The process of making a scanned PDF searchable is often referred to as ‘OCR’, which simply means ‘optical character recognition.’ I don’t typically OCR my office files, but I do OCR documents that are used in my cases. Why not OCR all of the documents that one scans? Quite simply it isn’t worth the extra time it takes to run the OCR.
When I am scanning day-to-day stuff I want to get the documents digitized quickly and then toss the paper. If I had to OCR the stuff I scan every day it would make the process take at least 4 times longer. But with case documents I’m willing to OCR because (1) I tend to scan in large batches, as opposed to individual documents, and (2) the benefit of OCR is much more likely to be something I’ll take advantage of, so the extra time it takes to get the documents digitized is worth it.

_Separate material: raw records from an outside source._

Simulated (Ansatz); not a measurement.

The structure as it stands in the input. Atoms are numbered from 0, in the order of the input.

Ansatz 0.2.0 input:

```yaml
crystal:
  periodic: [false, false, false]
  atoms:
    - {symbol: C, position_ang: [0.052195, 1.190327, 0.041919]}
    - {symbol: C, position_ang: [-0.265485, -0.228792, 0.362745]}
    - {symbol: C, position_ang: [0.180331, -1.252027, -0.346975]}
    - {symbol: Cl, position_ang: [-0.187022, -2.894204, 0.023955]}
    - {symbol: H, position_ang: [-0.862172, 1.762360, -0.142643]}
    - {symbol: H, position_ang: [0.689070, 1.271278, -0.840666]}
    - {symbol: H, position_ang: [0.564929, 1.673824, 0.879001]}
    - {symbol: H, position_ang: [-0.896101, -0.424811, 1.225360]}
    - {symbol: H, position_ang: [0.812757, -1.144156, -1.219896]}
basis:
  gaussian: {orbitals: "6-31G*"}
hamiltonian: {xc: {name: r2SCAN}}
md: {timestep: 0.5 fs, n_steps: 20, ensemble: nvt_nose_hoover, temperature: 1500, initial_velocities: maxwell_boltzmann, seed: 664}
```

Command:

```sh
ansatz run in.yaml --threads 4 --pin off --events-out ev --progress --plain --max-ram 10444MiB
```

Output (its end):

Of course, it’s possible to batch OCR a bunch of PDFs at once. And if you want to do this I recommend Rick Borstein’s excellent blog post on this subject. One thing that Rick’s article doesn’t cover is: what do you do if you want to have the batch process run automatically every night?
I’m not really sure, because I’ve never used any software to do this, but I can point to a couple of possible solutions (all of them Windows-only, and none of them inexpensive): (1) Autobahn DX, which costs between $1,600 and $2,695 depending on which level you buy, and (2) File Convert, which has a $600 entry level version.
If any of you have addressed this issue and have suggestions I’d love to hear them. And if anyone knows a Mac way of having OCR run in batch at regular intervals that would be appreciated as well.
Update: and if you are interested in how to OCR PDFs inside of a Portfolio, Rick Borstein has a great article on that as well.